Some of my collection of different optical viewers and projectors.
(When viewing larger photos use your browsers back button to return to this page)

Stereoview Cards

Watkins Glen Stereoview Cards
In 1844 David Brewster introduced a device for taking 3D photographs. He called the device the Stereoscope. To view the 3D effect you place a card with two photographs on it in one of the stereoviewers below.

Pictured at left is a set of around 50 Stereoview Cards taken of the climb through Watkins Glen in the 1800s. A note found with this set says they were purchased on an excursion to Watkins Glen N.Y. on July 4, 1883 by Howard Ellis as a gift to his soon to be wife. (note below).
Watkins Glen Cards - Larger Photo
Watkins Glen Cards note
Stereoview Card Example - Sears Stockroom (Talking Machine Records)

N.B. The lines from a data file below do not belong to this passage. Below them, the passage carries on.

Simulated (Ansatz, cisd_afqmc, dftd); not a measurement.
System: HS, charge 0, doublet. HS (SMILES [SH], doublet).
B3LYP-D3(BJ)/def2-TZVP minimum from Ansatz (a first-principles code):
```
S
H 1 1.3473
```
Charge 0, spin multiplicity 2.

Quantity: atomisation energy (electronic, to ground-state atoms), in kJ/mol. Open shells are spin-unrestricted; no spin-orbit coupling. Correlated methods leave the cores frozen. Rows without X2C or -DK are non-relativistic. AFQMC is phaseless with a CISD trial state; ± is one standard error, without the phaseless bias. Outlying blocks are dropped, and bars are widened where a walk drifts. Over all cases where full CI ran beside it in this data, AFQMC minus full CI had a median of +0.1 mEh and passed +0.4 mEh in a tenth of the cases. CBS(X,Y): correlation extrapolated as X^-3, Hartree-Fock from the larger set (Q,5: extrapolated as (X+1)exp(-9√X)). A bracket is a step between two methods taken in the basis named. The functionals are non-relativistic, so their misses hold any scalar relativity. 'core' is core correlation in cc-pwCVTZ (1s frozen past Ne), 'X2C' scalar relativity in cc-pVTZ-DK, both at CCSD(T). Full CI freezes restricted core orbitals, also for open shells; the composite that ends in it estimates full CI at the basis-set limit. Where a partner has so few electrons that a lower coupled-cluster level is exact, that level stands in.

Keystone Stereo Viewer Keystone Stereoscope
A typical Stereoscope has a sliding holder for bringing a stereoview card into focus. This Stereoviewer is from the early 20th centuary. It was manufactured by the Keystone View Company, Meadvill, PA. Larger Photo

Unknown Stereo Viewer Unknown Stereoscope
There is no manufacturer marked on this wooden viewer. The only stamp it has reads "Pat'd Dec. 1, 1863 Reissued May 7, 1878".
Larger Photo
Larger Photo

1939 Chrysler 3D Glasses 1939 Worlds Fair Chrysler 3D Glasses
These 3D glasses were handed out by Chrysler to view their "In Tune With Tomorrow" 3D movie at the 1939 Worlds Fair. These were reportedly the first "Polerized" 3D glasses.

Larger Photo - Front
Larger Photo - Rear

1950s Stori-Viewer Stori-Viewer
Manufactured by Church-Craft Pictures Inc, Saint Louis, in the 1950s. This Bakelite 3D viewer came with a set of "Space Patrol" cards showing scenes from the 1950's science fiction television series.
Larger Photo
Larger Photo
Space Patrol scene Space Patrol scene
Space Patrol scene Space Patrol scene

View-Master View-Master 3D Viewer
The classic bakelite Viewmaster 3D viewer I grew up with along with three of my Saturday morning TV favorite View-Master reels from the 1950s, Hopalong Cassidy, the Cisco Kid, and my all time favorite cowboy, Roy Rogers and his horse Trigger.
View-Master Larger Photo
View-Master Reels
Roy Rogers and Trigger

View-Master Junior Projector View-Master Junior Projector
This View-Master Junior Projector was used to project reel slides onto the wall (not in 3D).

Radioptican Radioptican Post Card Projector
The radioptican was designed to reflect light off a post card through a focusing lens and onto a wall. They only work if used in total darkness. You slide a post card into a holder on the back and the light inside reflects off the card and projects the image onto the wall. This Radioptican came with two rear doors so you can be reloading a post card in one while others are viewing the first post card.

Early projectors were gas flame powered as electricity was not available yet. In the 1920s a kit was available to convert to electric lamps. Many when found still have the early Edison screw connector for connecting to a lamp socket (mid 1920s). The two chimneys on the top are to expel the heat from the flame or the lamps.
Larger Photo
Edison Connector

Radio Junior Post Card Projector Radio Junior Post Card Projector
This is a smaller version of the Radioptican projector shown above. Notice the Edison power connector which dates this projector around the mid 1920s.

Larger Photo

Magnajector Magnajector
The Magnajector used a standard incandescent bulb and was designed to project small objects and flat items like photographs, books and magazines onto a wall. Later versions came with flash cards and other learning materials. This model MJ100 was distributed by Rainbow Crafts Inc..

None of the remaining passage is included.